The fifteenth ‘Conference Of Parties’ (COP) is scheduled for 7-18th December 2009. Established by the UN, with the first meeting in Berlin in 1995, these conferences aimed to determine the method by which the United Nations Framework Convention on Climate Change (UNFCCC) treaty could be pushed forward. This treaty was legally non-binding, but provided protocols with the objective of stabilizing greenhouse gas emissions at a level which would prevent ‘man-made’ climate change. The COP talks aim to establish legally binding obligations for developed countries to reduce their emissions whilst not inhibiting the industrialization of developing nations. Through out its brief history the COP process has been hampered by indecision. The most famous example being the Kyoto Protocol. This was proposed at COP3 in 1997 to set emission restrictions for the period 2008-2012. The next nine years and 8 meetings were dominated by attempts to ratify the Kyoto Protocol in the face of severe challenges and finally a firm rejection by the USA. By the time an agreement was met, the time frames set were unworkable and COP shifted their focus towards establishing a successor.
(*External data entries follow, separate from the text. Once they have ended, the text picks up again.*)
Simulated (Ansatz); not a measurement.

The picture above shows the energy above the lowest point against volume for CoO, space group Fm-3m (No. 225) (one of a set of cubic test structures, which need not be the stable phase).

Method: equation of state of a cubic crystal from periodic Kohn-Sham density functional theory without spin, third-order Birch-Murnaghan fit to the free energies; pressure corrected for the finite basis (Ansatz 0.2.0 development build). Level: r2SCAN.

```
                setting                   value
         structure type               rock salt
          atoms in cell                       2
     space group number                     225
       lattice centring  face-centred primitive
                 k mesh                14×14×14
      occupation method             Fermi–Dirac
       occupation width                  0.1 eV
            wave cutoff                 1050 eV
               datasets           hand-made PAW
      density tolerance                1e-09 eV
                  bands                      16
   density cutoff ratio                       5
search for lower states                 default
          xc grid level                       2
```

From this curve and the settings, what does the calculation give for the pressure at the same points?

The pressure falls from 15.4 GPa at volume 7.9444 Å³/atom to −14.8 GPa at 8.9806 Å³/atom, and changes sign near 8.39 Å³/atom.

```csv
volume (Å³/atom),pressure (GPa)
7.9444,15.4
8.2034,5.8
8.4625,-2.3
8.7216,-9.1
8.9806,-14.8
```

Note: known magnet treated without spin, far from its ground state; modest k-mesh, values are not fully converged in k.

The purpose of COP15 is to establish a decisive global agreement which can pick up the pieces from the Kyoto Protocol when it expires in 2012. This they hope to achieve through various market methods, including the implementation of carbon trading, a means by which developed nations can buy their way out of emissions targets through exchange with less-developed nations which emit far less than the designated targets. In effect, through the supply of funding and ‘technology’, richer countries can accumulate ‘spare’ carbon credits and not address their own emissions. The meeting will be attended by Governmental ministers and officials from 192 countries as well as business leaders and civic society groups.
Why Should You Care About COP15?:
In the wake of the financial crisis it seems apparent to us that states and the international markets will use the threat of runaway climate change as a means to restructure capital and to shore up state power.
What Do We Mean By This?
That the very industries and national bodies that have created this crisis will make the working and poor population of the world pay for carbon reduction through increased attacks on our collective standards of living and our limited freedom.
It seems likely that these attacks will take the form of green taxes levelled against populations, the control or regulation of people’s movements between borders (flight allocation/personal carbon rations), rising fuel prices, energy rationing or through the establishment of renewable industries (which will involve layoffs/retraining).